During his appearance at the globalist World Economic Forum conflab in Davos, Canadian Prime Minister Mark Carney tediously blustered through a self-aggrandizing, masturbatory speech inflaming President Donald Trump to peacock for the cabal of aggrieved globalists.
“For decades, countries like Canada prospered under what we called the rules-based international order… We knew the story of the international rules-based order was partially false,” Carney said.
“Canadians know that our old, comfortable assumptions — that our geography and alliance memberships automatically conferred prosperity and security — that assumption is no longer valid,” he continued.
“We know the old order is not coming back. We shouldn’t mourn it. Nostalgia is not a strategy. But we believe that from the fracture, we can build something better, stronger, more just. This is the task of the middle powers. The countries that have the most to lose from a world of fortresses and the most to gain from genuine co-operation,” Carney added.
Carney is certainly correct that the “old order” has been shattered. That was President Trump’s mandate, and he is fulfilling it at a breakneck pace much to the chagrin of the entrenched powers. Carney’s assumption that President Trump’s legacy is untenable is where he errs. The machinations of an ascendant leader can shape the fate of nations for generations to come, and opportunity has presented itself for President Trump to do so in our increasingly ungrateful neighbor to the north.
Two provinces in Canada are chronically underserved and exploited by the rest of the nation for their prosperity and wealth of natural resources. Alberta and Saskatchewan are two Canadian provinces that are sturdy, self-sufficient and overwhelmingly conservative. Both are currently pursuing nascent secession movements that are rapidly gaining in steam.

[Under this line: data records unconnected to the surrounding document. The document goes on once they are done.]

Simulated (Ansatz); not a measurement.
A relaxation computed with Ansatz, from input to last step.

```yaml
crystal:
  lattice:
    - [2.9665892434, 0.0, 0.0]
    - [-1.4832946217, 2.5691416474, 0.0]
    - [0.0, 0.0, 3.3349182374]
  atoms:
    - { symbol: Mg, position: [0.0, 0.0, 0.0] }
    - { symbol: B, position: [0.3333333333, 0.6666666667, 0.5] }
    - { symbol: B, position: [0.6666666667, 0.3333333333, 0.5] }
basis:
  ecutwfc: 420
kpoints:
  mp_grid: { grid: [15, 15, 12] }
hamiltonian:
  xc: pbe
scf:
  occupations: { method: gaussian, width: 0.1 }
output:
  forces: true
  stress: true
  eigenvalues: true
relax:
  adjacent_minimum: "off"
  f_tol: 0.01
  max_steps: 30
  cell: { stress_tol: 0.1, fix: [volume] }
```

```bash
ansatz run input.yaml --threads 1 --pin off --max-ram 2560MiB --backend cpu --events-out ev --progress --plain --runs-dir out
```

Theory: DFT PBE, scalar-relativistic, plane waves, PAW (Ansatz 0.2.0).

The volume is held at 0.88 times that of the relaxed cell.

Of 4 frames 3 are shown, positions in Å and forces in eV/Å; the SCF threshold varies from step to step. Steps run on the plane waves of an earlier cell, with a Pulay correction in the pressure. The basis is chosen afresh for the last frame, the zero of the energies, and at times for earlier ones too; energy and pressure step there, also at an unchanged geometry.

Recent reports have surfaced indicating that leaders of the Alberta Prosperity Project (APP), a pro-independence group, met with high-level officials within the Trump administration. They reportedly discussed an ongoing feasibility study regarding a $500-billion credit facility in the case of a successful referendum on independence in Alberta.
“We’re conducting a feasibility study on the availability of a sufficient credit facility to get Alberta over the hump in the hypothetical eventuality that Ottawa is going to play hardball and try to cut off our money once Alberta declares itself independent from Canada,” said Jeffrey Rath, who serves as legal counsel for the APP.
“Quite frankly, the Trump administration shows Albertans far more respect than are shown to Albertans by the government in Ottawa,” Rath added.
Saskatchewan is also exploring a secession movement, seeking freedom from the growing bureaucracy and nanny state being imposed upon them by national leaders. Led by the Saskatchewan United Party, a growing populist movement that placed third place in the previous national election, the movement for independence in Saskatchewan is overwhelmingly popular among the province’s dominant rural voting bloc.
Polling indicates that there is 79 percent support for independence among the rural areas of Saskatchewan. As the movement for independence gains traction, the ruling party is receiving an increasing amount of pressure to initiate an independence referendum, which, under established Canadian law and court precedent, is a tenable goal.
Per the Canadian Constitution, any province can become independent upon the passage of a plebiscite that is put on the ballot. The Supreme Court of Canada has ruled in favor of the legality of provinces being able to declare independence. Because of the Reference re Secession of Quebec (1998) as well as Canada’s Clarity Act of 2000, a province may hold a referendum with a clear question of independence and, if it achieves a clear majority, the federal government is legally obligated to enter into negotiations.
Once those benchmarks are met, separation becomes a political negotiation, not a legal battle. The courts cannot interfere in that process, which means the path forward is driven by democratic choice and political dialogue, not by endless litigation. As a result, Canadian political figures are growing increasingly unhinged at the momentum building behind independence movements in Alberta and Saskatchewan.
“If you are crossing a border to seek the support of a foreign government to break up our country because you don’t have the support and the resources and the ability within our own country to advance that conversation, and you’re asking the Americans or any other government, I mean that is the definition of treason… “If we can’t agree on that … then what actually are we standing for as Canadians?” said British Columbia Premier David Eby to the CBC.
It is not a surprise that the Canadian establishment would be worried about the departure of Alberta and Saskatchewan. Throughout 2007 to 2024, Alberta contributed over $285.1 billion more to the federal government than was transferred to the province from the Canadian capital of Ottawa. They contributed more than four times as much as British Colombians and Ontarians, for comparison. Additionally, Saskatchewan has vast reserves of natural resources, rare Earth elements and agricultural products that its corrupt leadership is currently selling out to China. These provinces are getting a raw deal, and the people are fed up.
Who better than President Trump to give the beleaguered Albertans and Saskatchewanians a better deal than their out-of-touch political elites could ever possibly offer? Carney spews a lot of high-minded bluster, but his own country is tearing apart at its seams. Those bought off with spoils are firmly behind the government – the welfare class and bureaucratic parasites – but the conservatives who foot the bill are growing discontented. They have an opportunity to come to greener pastures, and as President Trump remakes the maps of the Western Hemisphere, he should look North, not only to Greenland, but also to Alberta and Saskatchewan to make America stronger by offering those blue-star provinces the well-earned honor of American statehood.